Increasing the number of images increases the loss

JWalker · 21 November 2021 07:25

This is a regression problem and I was surprised to see this. When it happened before I increased the batch size and that helped a lot, but with a small increase in memory usage. However, I increased the number of images again and the loss increased again.

Is this what I should expect. Are there any other tricks to try when this happens as I increase the number of images?

I have 2000 images with a batch size of 64. I am wondering if there is a semi-optimal image to batch size ratio that we ought to aim for?

JulianSMoore · 21 November 2021 13:02

@robertl and I have been discussing the phenomenon of Double Descent and you have just encountered one aspect of the way that the learning of neural networks is affected by the number of epochs, the number of parameters in the model - or the amount of data. I can give you a bibliography of papers on the topic if you are interested (I skim for accessible stuff but I have the full papers in Zotero)

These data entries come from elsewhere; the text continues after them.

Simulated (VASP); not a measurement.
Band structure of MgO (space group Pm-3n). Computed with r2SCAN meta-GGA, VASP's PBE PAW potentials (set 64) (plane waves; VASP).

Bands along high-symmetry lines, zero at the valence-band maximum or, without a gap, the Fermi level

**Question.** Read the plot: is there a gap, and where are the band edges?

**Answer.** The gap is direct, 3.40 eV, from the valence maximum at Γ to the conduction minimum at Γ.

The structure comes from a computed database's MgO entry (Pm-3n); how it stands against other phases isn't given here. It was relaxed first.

TL;DR Yes, this is exactly what I would expect. Simple heuristic - more data = more adjustments to weights required to find the best match to ALL of them. Therefore more epochs, or some other adjustments required.

As to optimal batch size, learning rates, etc. Welcome to the Threshold… beyond here it is either deep research, “hyperparameter tuning” (ML aided guesswork) or “skill” to find the right set of things…

The “ratio” you are seeking - if it exists at all - is probably a function of many other model parameters (#params, activations, breadth/depth ration, etc.) so, unless someone else knows otherwise (in which case I am very interested to learn more) I think you will end up learning your own rules of thumb - that may or may not be transferrable.

(Any time you can share a description of your model and some sample inputs etc. would help put all this into a specific context. For example, you say images and regression… logistic regression?)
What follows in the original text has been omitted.